I mean, it was, you know, and particularly when you sort of venture yourself out and then, you know,
and then you just sort of shut down straight away and told that, well, it's just that you're just
rubbish. There's a bit that is so interesting hearing you talk about that because there's a bit in
the book where you talk, you were really like anti-nudity, but you weren't anti-being naked,
like you were saying like you used to streak down Swansea High Street or whatever. I may have got
the location wrong. Oh yeah, mumble's seafront. Mumble's seafront. That could have been another,
that could have been another book title, streaking down Mumble's seafront. But you used to, so
it wasn't that you were uncomfortable with your body, but it was that you were uncomfortable with getting
naked for purely gratuitous sexual reasons? And also, yes, I think just being sexual as well.

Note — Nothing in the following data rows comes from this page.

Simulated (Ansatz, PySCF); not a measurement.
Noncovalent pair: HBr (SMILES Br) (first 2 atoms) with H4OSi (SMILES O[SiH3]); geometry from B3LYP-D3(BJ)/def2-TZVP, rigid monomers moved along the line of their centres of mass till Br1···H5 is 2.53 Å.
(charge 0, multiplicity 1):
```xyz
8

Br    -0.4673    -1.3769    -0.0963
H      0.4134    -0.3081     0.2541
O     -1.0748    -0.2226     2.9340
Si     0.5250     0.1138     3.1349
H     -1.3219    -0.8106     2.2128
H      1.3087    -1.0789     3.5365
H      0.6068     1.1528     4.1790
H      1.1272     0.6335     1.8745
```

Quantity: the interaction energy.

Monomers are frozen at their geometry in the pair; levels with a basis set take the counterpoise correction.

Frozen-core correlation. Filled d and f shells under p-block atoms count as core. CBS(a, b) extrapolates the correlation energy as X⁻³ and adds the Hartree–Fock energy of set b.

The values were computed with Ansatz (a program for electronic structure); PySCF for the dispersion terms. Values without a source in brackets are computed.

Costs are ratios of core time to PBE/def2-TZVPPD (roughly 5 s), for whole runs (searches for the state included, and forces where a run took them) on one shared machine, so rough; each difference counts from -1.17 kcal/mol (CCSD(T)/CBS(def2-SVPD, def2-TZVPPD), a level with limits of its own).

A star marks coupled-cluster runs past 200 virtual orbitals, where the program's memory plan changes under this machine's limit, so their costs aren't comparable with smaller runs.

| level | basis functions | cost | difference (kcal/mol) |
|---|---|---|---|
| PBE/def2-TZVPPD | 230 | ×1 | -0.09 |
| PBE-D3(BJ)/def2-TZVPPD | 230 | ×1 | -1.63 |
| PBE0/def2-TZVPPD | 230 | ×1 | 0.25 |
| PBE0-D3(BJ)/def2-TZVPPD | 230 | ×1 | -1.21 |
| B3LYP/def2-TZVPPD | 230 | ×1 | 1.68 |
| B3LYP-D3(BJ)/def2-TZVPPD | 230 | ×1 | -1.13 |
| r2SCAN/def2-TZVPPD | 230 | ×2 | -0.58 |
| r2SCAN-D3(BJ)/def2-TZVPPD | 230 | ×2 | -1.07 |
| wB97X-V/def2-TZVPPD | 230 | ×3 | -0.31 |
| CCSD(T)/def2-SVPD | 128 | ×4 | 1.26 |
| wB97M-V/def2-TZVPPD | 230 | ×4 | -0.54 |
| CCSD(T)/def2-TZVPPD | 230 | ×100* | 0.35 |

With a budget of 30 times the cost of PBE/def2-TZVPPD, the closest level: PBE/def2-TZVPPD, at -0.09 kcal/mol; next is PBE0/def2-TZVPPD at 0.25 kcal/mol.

And I think that comes a lot from being an only child and being so sort of loved and everything
was put into me. So I was like a golden girl and everything was all about being good and being
perfect and being, you know, really being good in school and everything. And I think a lot of that
was being an only child, but also my personality as well. I always want to do well. If I'm going to do
something, I throw myself into it 100% and I'm always, you know, always wanting to be the good
girl. But I think a lot of it as well was to do with my mum, because there's a whole thing as
well with, you know, my grandpa who was an alcoholic and this whole thing with my mother about
always being perfect. And then I think me being an only child and the way that I am naturally
anyway, personality-wise, I had this thing about always being a good girl and being perfect and
being good and being head-girl in both schools. Head-girl twice. I mean, many of us never get to be
head girl once, but head girl twice.
Can I go back to your childhood?
Sorry, can I talk to you about your granddaughter?
Because that really stood out for me was that you wrote,
and you don't make much of it, but you talk about like be,
because you obviously are really close family.
So your grandfather's alcoholism didn't,
it didn't stop you from being near him or,
and actually you talk about going to AA meetings with him as an 11 year old.
Yeah, which was just huge.
And I really thought, like, how much of that should I talk about?
And because I have just briefly talked about it
because my relationship with my nan, my nan was such a strong woman.
She was amazing.
She was a matron and she was strong and she was such a role model.
And I just carry so much stuff that I learned from her
and her strength with me all the time.
But also it was a difficult relationship because, you know,
she had a really hard time with my grandpa.
And, you know, I think that made her quite,
bitter and quite angry a lot of the time. But yeah, as a young child, I was an only child.
I was very sort of, I loved talking to adults, being on my own, didn't have any massive desire
to be, like, surrounded by loads and loads of children and want to play with loads of
children. I loved, you know, chatting with the adults and being included. I loved my own space
and my own time. And so, you know, going to like the AA meetings and then going to visit him.
I mean, he was in rehab, a load of, you know, lots of different times.
He was making a concerted effort to be sober. Well, he tried to. Yes. He tried to. Yes. He
try to, but it would never, I don't, you know, we thought there were so many times that he had,
but he'd never reached rock bottom. I mean, there were lots of times where it's like, my God,
this has got to be rock bottom. But it was never, obviously, rock bottom for him, because it was
never enough for him to, you know, then change. He could never change. He was in rehab. My gosh,
I think it was about three times. And I remember one of the last times when I went to visit him.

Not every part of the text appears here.